Shuttle fought late to stabilize

Control jets fired after NASA lost contact with crew, data show

? The space shuttle Columbia fought to stabilize itself after losing contact with controllers on the ground, NASA investigators said Saturday.

Two control jets fired after Mission Control lost contact with the shuttle, indicating that Columbia was plummeting out of control for as long as 15 to 20 seconds between the loss of contact with flight controllers and the shuttle’s breakup, NASA investigators said. The last voice communication from the shuttle’s seven astronauts came as Columbia streaked across New Mexico on Feb. 1.

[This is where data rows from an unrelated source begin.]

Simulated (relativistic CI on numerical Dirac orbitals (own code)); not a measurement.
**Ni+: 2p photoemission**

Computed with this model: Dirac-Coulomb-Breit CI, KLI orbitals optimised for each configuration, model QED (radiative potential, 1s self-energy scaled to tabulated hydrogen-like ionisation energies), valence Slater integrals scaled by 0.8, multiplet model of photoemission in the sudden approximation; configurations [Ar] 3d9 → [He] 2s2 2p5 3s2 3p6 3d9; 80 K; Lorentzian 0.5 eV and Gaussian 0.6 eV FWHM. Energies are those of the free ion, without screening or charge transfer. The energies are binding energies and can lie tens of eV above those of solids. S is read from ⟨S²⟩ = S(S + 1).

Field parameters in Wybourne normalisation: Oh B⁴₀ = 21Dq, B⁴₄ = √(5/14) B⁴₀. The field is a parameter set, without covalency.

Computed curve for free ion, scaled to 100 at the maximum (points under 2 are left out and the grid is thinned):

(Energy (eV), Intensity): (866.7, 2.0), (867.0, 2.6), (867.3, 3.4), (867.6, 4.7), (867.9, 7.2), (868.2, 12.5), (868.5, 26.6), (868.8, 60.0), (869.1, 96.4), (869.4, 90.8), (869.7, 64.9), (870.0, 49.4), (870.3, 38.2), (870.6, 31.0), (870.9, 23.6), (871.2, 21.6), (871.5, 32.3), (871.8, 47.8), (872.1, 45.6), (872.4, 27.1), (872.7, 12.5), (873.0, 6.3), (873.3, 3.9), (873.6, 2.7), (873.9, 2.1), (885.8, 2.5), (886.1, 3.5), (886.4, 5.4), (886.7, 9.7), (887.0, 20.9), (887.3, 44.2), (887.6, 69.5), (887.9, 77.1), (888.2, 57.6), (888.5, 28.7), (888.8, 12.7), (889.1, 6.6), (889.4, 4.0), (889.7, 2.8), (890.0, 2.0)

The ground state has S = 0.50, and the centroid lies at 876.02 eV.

It is not clear whether the new information will help in the search for the cause of the accident, but it means the seven astronauts may have had longer to understand what was happening. The new information comes from 32 seconds of “junk” telemetry data that were transmitted after voice contact was lost. The data were automatically discarded by NASA’s computers as “junk.”

NASA program officials had said efforts to recover the data were proving more difficult than anticipated.

Asked about the “junk” data, retired Adm. Harold W. Gehman Jr., chairman of a panel investigating the disaster, said “it’s too early” to assess its meaning. A spokesman for the panel said he was not aware that any conclusions had been reached about what the astronauts knew after losing contact with controllers.

The news Saturday came as NASA investigators also found a single tile 20 miles west of Fort Worth, possibly providing insight into the early stages of the spacecraft’s disintegration.

Most wreckage from the shuttle has been found in east Texas, but investigators have said pieces found farther west could provide evidence of what happened at the beginning of Columbia’s breakup.

“It tends to confirm the visual evidence that we have that the orbiter was shedding things before it got into the Fort Worth area,” Gehman said.